Bug #34957
Manifest refresh randomly fails with "No such file or directory" when having multile dynflow workers
Description
Cloned from https://bugzilla.redhat.com/show_bug.cgi?id=2090271
Description of problem:
Manifest refresh randomly fails on a Satellite with multiple dynflow workers with error:
Error: No such file or directory @ rb_sysopen - /tmp/0.7851943882678857.zip
The reason is tricky :
- ManifestRefresh task determines filename for the new manifest file as /tmp/#{rand}.zip
- UpstreamExport dynflow step is asked to export the new manifest to that file
- subsequent Import dynflow step is asked to read the file and process the update further
The dynflow steps can be processed by different dynflow workers, which are run as different systemd services. And sadly for us, the services use their own private temp directory like:
/tmp/systemd-private-4f8b157ce7c040f4b27e7ecbba68aa22-dynflow-sidekiq@worker-3.service-Uannn5/tmp/
So, when UpstreamExport step is executed by one dynflow worker, it puts the zip file to its own private temp. And if we are unlucky, the Import step is picked by another worker that misses the file in its own private temp /o\ .
Which means, having 3 dynflow workers, there is just 1/3 probability the manifest refresh succeeds.
We need to use static/shared tmp file instead.

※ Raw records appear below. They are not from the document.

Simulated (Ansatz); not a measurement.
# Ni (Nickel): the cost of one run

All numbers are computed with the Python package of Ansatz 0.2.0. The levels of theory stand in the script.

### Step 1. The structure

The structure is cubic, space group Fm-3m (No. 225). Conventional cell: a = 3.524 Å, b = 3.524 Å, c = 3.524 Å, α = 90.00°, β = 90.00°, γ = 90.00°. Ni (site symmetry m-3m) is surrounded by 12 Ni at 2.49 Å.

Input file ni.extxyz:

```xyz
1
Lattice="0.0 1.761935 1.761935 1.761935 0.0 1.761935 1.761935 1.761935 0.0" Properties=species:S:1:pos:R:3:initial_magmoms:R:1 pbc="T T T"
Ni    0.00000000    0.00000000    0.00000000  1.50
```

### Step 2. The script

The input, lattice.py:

Version-Release number of selected component (if applicable):
Sat 6.10.5
How reproducible:
2/3 when having 3 dynflow workers
Steps to Reproduce:
1. Set up Satellite with 3 dynflow workers, e.g. per https://access.redhat.com/solutions/5695311
2. Import a manifest
3. Repeatedly refresh it:
hammer subscription refresh-manifest --organization-id=1
Actual results:
3. randomly fails with error:
Error: No such file or directory @ rb_sysopen - /tmp/0.7851943882678857.zip
in such a case, the zip file can be spot under a private temp dir of a worker's service, like:
/tmp/systemd-private-4f8b157ce7c040f4b27e7ecbba68aa22-dynflow-sidekiq@worker-3.service-Uannn5/tmp/0.7851943882678857.zip
Expected results:
manifest refresh to always succeed
Additional info:
Associated revisions
History
#1
Updated by The Foreman Bot 10 months ago
- Status changed from New to Ready For Testing
- Pull request https://github.com/Katello/katello/pull/10129 added
#2
Updated by Ian Ballou 10 months ago
- Triaged changed from No to Yes
- Target version set to Katello 4.5.0
- Category set to Subscriptions
#3
Updated by The Foreman Bot 10 months ago
- Fixed in Releases Katello 4.5.0 added
#4
Updated by Adam Ruzicka 10 months ago
- Status changed from Ready For Testing to Closed
Applied in changeset katello|dabeda407b7005774452abc8cfb65f457a913a60.
Fixes #34957 - Put manifest into a shared temp directory (#10129)
On production deployments, dynflow workers have private tmp directories,
meaning they cannot use /tmp as a place for shared data. This could lead
to manifest refresh failing on scaled-up deployments.